Several issues or drivers can be observed to support the rivalry existing between Coke and Pepsi. These two giant companies embrace similar business models to produce the best outcomes. This move has identified powerful strategies that can be imitated by companies in different industries. The needs of different consumers have also been considered by these companies. They have been working hard to produce quality products for different individuals. The rivalry has also led to numerous price reductions. Different suppliers have also benefited from the rivalry.
The competitive dynamics portrayed by Coca Cola and Pepsi show how companies can redefine the nature of an industry. The rivalry has forced these companies to produce superior products that can serve more customers. The “ongoing competitive action sequence between a firm and a competitor affects the performance of both firms” (Hitt, Ireland, & Hoskisson, 2010, p. 138). It is, therefore “important for companies to carefully analyze and understand the competitive rivalry present in the markets they serve to select and implement successful strategies” (Hitt et al., 2010, p. 138).

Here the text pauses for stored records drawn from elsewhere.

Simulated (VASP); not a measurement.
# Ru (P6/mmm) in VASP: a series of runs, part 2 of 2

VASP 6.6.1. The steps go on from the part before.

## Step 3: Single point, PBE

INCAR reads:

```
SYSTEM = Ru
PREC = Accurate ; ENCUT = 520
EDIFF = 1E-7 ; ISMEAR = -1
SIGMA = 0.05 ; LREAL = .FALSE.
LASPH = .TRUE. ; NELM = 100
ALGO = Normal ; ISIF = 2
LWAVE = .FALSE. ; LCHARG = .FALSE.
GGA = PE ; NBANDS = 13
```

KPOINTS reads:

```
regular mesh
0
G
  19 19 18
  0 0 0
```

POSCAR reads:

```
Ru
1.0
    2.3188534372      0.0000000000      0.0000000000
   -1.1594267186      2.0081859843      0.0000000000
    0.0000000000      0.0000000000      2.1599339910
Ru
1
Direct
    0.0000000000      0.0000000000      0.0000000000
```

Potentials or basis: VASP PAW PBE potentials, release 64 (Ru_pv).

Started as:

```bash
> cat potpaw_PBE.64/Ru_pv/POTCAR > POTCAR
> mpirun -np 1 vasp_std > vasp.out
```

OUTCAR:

That being the case, the level of competition has led to new practices to support the health needs of different consumers. These dynamics have played a significant role in improving the level of customer satisfaction. The rivalry has also presented new opportunities for economic development. Business organizations can therefore engage in similar rivalries to promote the best practices.
Reference
Hitt, M., Ireland, R., & Hoskisson, R. (2010). Strategic Management: Concepts and Cases. Boston, MA: Cengage Learning.